AQI assumed greater independence in the wake of bin Laden’s death. In 2012, al-Zawahiri renamed his outfit to the Islamic State of Iraq and Syria (ISIS), commanded by one Abu Bakr al-Baghdadi. In the wake of the 2012 Arab Spring, ISIS gained new prominence as a combatant force in the Syrian Civil War to overthrow Syrian President Bashar al-Assad. Its presence put ISIS directly at odds with another al Qaeda affiliate operating in Syria, Jabhat al-Nusra. When fighting broke out between the groups, al-Baghdadi refused a direct order from al-Zawahiri to vacate Syria; soon after in 2014 he officially broke with al Qaeda. Thus the modern ISIS was born.
The Islamic State operates like a terrorist-cell-turned-government. Indeed, al-Baghdadi infamously declared it a worldwide caliphate, with himself at its head as caliph. With its headquarters at ar-Raqqa in Iraq and combined military forces operating across multiple fronts, it bears resemblance to an actual state. This is no coincidence, and indeed harkens back to fundamental disagreements between al Qaeda’s sects over issues like governing territory and the sanctioned killing of Sunnis (both groups are officially Sunni).
Unlike al Qaeda, which is undoubtedly diminished since the American-led invasion and subsequent death of its longtime leader, ISIS appears the more dynamic of the two. Its goals are different, however. Where al Qaeda remains focused on the distant goal of damaging the United States on its own shores, the Islamic State is intent on carving out a permanent empire centered in Iraq and Syria. Both despise Western civilization, yet see different enemies as the primary threat to their power.
Both groups follow Salafism, or Wahhabism - a theological doctrine espousing Sunni fundamentalism. Yet al Qaeda has expressed a hesitancy to murder Shi’ites and even other Sunnis, while remaining committed to the death of Westerners and Christians. ISIS has demonstrated no such restraint, and actively seeks out apostates and ‘moderate’ Sunnis to butcher. This is consistent with al-Baghdadi’s long-term goal of establishing a ‘pure’ theocracy; thus it is understable that he considers apostates a greater immediate threat than the United States.
For American leaders, both terrorist outfits remain thorny issues and must be eradicated, albeit for different reasons. Al Qaeda has long favored huge, symbolic attacks intended to win media coverage and Muslim hearts. Doubtless, even in its decentralized state, the group has not surrendered its vision of a dagger in the heart of the American homeland. Thus we must look to rooting its members out if we are to avoid another 9/11-style attack - a plan much easier said than done.

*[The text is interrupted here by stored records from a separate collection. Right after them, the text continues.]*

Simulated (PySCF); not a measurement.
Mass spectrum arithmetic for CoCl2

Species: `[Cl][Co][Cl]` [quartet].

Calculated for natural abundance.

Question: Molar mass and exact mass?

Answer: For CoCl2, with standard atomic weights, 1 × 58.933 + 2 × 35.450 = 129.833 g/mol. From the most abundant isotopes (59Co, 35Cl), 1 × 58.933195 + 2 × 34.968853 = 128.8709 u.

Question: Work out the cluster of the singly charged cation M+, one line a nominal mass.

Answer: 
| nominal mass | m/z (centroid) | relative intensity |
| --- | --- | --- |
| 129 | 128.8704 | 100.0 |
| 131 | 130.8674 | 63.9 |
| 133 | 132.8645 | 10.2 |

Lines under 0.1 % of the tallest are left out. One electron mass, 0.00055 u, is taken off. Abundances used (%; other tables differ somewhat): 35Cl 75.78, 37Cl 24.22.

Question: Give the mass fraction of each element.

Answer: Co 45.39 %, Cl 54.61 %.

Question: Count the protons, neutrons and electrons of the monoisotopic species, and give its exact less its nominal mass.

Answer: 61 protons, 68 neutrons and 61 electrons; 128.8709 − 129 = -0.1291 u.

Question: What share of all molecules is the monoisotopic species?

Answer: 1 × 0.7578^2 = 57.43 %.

The Islamic State presents an entirely different challenge: Middle Eastern stability. As long as ISIS’s armies rampage through the Levant there can be no satisfying the Syrian Civil War. Instead, the threat to European cities will continue to grow, and Iraq will prove fertile ground for burgeoning Iranian influence over the region. These are problems not solved in a day, or perhaps even a single presidential term. Nevertheless, these are issues that must be put to the side for the present, and revisited after the immediate threat is terminated. It is imperative that the Islamic State and al Qaeda be destroyed.